To: Ilaine who wrote (34499)10/25/1998 4:31:00 AM
From: wily  Read Replies (1) | Respond to of 132070
 
>> what entitles me to assume that consumer demand will rise enough to absorb all the additional production

There was a guy named John Makin who was interviewed on NPR a few weeks ago and his theory went like this: The growth of industrial economies was supported by consumer demand, and consumer demand was supported by wages that represent at least a partial sharing in the profits of business. Exploitive and manipulative practices of international companies have created capacity in less-developed-countries, while not sharing locally in the wealth so produced. Thus, increased capacity is not paced by consumer demand--the workers don't make enough to buy the goods they are producing. Result: global overcapacity.

The book being plugged was written in the eighties, and I've just started it: "The Global Debt Crisis"

wily



To: Ilaine who wrote (34499)10/25/1998 11:31:00 AM
From: Knighty Tin  Read Replies (3) | Respond to of 132070
 
Coby, I totally agree about reading folks with whom you disagree. I find William F. Buckley's arguments stimulating and, very rarely, he can even make me change a position I hold. But the writer has to be bright and at least semi-honest. Reading a twit like Steve Forbes just irritates me no end. Ditto for market sages. I can get a lot from Barton Biggs or Leon Cooperman or Ray DeVoe even when I think they are out to lunch. But the intellectual dishonesty of an Abbey Jo or Joe Battipaglia leaves me cold even on the rare occasions I agree with them.

The first Krugman argument about demand very poor. If production doubles, income does not double. Price goes down. If it declines less than 50%, then income increases, but it sure does not double. How an economist can ignore price is beyond me. He sounds like a chip analyst. Before the current crash, they had estimates of Micron Tech earning $17 in fiscal 1997. Why? Because they were becoming much more efficient producers. Last time I looked MU was not earning $17. Or even 17 cents. <G> The easy example is farm products. If twice as much corn and wheat are grown, are you going to double your purchases of cereal? If twice as many pc boxes are produced, are you going to build on to your house to store new purchases? <G> Nope. Unit demand may increase, but, dollar demand will either increase on a much flatter slope or even decrease.

What the guy is saying is that if my income doubled, I would eat twice as many bowls of cereal and buy another couple of pcs. I may trade up from a Honda to an Acura, but I won't buy two cars, either. Using my always handy horse racing analogies, if purses are doubled at Churchhill Downs, Pat Day can still only ride one horse in any given race. Well, he could ride two at a time in a circus bit, but the odds of winning decrease immensely when the jockey does that. <G>

I agree about Russia, though I think we have to use the adjective "organized" very loosely when we talk about anything Russian. As Karl Marx once said, When a Russian walks into a room, everything immediately turns into chaos. Part of that was normal German prejudice against anything Slavic, but part of it has a ring of truth.

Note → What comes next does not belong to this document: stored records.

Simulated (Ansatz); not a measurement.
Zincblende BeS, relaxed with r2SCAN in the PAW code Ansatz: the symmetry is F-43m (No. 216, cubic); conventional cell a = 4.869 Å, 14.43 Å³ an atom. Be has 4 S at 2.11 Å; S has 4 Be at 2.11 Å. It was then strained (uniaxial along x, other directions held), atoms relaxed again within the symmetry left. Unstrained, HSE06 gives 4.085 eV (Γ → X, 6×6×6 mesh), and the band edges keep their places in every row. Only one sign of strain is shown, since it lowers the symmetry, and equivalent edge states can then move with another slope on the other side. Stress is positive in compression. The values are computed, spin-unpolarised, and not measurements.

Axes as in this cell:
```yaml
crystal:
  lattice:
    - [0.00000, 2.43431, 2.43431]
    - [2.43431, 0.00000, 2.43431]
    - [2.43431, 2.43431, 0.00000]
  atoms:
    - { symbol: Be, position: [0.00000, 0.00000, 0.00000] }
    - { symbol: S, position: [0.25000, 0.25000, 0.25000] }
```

Money will flow out of US markets as long as AG continues his attack on the dollar by lowering interest rates. BTW, with our imports and trade deficit, we could see CPI rise because of the weaker dollar.

The Asian components were not obsolete. They sold well over here. The problem was that the great growth engine, pcs, in dollar terms, stopped growing at 40% a year and now grow in the low single digits. Though unit demand is up, price is lower. Since there are no decent new apps, price is all boxmakers have to offer. And to get price, they have to pay low dollar for components. And they are. The Asians, and most American firms, and nearly all financial analysts, simply extrapolated a one time boom in box buying infinitely into the future. Dumb idea, but one I couldn't talk hardly anyone out of in early 1995. <G>

This Clinton thing reminds me so much of Watergate that it is scary. Every time I hear, "it is just sex," I remember, "you do not impeach the most popular President in US history over some third rate burglary." I am sad that the Democrats are just as dishonest on Slinton's perjury as the Republicans were on Nixon's rigging of a US election.